South Asian Studies Initiative hosts daytime lectures, (formerly part of CSAMES Brown Bag lectures), organized as South Asia Friday Talks @ 11. All Friday Talks are virtual, on Fridays from 11 AM to 12 PM.
Talk: Book talk on Reclaiming Karbala: Nation, Islam and Literature of the Bengali Muslims
Epsita Halder's book Reclaiming Karbala explores how the Karbala event is remembered and reinterpreted in Bengal through multilingual expressions. She focuses on the efficacy of the Maidan-e-Karbala region, a site of public mourning and performance, as a space where historical and mythical narratives are continually reshaped. Karbala is a recurring, ritualistic, living history of Bengal that has been documented across time and space, and Halder’s book on Karbala further demonstrates the power of ‘storytelling’ in making that faith and history tangible. This lecture will look into multilingualism and the efficacy of region as categories of discussion, and make conversations with recent debates in World Literature.

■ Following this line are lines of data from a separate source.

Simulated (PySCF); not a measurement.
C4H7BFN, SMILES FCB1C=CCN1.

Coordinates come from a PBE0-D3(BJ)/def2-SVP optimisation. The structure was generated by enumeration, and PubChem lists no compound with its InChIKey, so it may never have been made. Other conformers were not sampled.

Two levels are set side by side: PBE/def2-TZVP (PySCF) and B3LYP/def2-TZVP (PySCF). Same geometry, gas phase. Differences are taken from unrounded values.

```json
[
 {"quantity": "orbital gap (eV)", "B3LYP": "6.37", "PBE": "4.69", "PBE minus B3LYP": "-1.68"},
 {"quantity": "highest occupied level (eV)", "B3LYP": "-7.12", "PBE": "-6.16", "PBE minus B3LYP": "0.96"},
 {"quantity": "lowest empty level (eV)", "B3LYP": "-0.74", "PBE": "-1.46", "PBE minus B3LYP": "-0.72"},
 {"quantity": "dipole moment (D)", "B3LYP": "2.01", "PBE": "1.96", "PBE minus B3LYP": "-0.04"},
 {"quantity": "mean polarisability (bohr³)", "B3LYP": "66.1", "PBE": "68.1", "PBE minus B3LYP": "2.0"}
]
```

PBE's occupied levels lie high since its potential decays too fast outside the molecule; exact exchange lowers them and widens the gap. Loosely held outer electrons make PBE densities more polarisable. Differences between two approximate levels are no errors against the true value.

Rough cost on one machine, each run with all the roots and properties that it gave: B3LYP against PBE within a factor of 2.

Epsita Halder is Professor of Comparative Literature at Jadavpur University, Kolkata, India. She is currently a research Fellow at the Max Weber Kolleg, University of Erfurt, Germany (2025). Epsita researches and publishes on the Muharram-complex and Shi'i identity formation in the Bengali-speaking regions specially focusing on Kolkata and Dhaka. Her monograph, Reclaiming Karbala: Nation, Islam and Literature of the Bengali Muslims (Routledge, 2022), on Muslim cultural nationalism and literary modernity in colonial Bengal, received the Book of the Year Award of Iran (2025) and a book award from the Indian History Congress (2023). She has edited and co-translated two anthologies of short stories by the Bengali Muslim authors, Stayed Back, Stayed On (2025) and The Open-Winged Scorpion and Other Stories (2021).